I was told by local colleagues that Ayam Goreng Yogya is the best in town - the other one is Ayam Goreng Tenes (near the town's tennis centre).
Of course, the standards are not as good as those at my fave ayam goreng spot, Ny. Suharti in Jakarta & Surabaya (never tried it in its hometown of Jogjakarta).
The chicken looks incredible and the description sounds amazing. Heh, no feet this time?
Regarding pete (stink-beans): Is that what PETAI is called in Indionesia? I've always known these beans (assuming they are the same as what I have in mind) as "petai". My mother even had a petai tree in the backyard.
They used "ayam kampung" - small free-range chickens which yielded intense-flavored meat, a must for ayam goreng. There's a parboiling process which I think would have softened the chickens' claws/feet, so during the deep-frying process, the claws/feet partially disintegrated?
And yes, pete (pronounced "puh-tay" in Indonesia) = petai. The East Javanese simply stir-fried the pete beans lightly in oil, and serve them with a small saucer of salt on the side. My fave petai dish is Malaysian-Nyonya style - stir-fried with sambal chilli, assam juice and prawns.

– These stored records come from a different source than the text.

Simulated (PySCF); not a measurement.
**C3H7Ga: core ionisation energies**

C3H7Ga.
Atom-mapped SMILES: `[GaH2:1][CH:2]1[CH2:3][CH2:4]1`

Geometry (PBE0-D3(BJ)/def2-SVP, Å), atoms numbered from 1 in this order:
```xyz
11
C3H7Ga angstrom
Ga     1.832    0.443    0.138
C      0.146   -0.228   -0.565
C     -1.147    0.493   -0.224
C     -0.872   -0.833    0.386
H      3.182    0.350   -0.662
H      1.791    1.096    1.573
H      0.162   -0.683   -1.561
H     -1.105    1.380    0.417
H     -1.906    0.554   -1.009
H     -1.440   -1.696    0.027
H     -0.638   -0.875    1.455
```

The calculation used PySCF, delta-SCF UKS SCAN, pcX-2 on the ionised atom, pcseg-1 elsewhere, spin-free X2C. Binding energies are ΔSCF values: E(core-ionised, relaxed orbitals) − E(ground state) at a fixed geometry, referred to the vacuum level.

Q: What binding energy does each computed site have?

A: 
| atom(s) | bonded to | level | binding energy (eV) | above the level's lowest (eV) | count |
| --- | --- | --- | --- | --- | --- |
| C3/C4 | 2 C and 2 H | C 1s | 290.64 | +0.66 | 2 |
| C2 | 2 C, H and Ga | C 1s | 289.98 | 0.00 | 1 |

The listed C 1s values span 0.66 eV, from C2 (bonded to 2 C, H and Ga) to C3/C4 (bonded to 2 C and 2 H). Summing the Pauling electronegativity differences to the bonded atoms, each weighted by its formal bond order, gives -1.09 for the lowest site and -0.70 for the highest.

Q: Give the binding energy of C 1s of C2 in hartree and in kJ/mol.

Well, in honor of the petai-sambal dish, as well as the long beans-aubergines-angle beans-okra-sambal belacan dish you described the other day, tonight I made a simple stir-fry of long beans (cut up) and aubergines (sliced) with sambal terasi & shrimp paste w/ bean oil and loads of chopped garlic. Yum. (Ate it w/ white rice w/ lap cheong steamed in it; plus chiffonade of collards in chicken stock)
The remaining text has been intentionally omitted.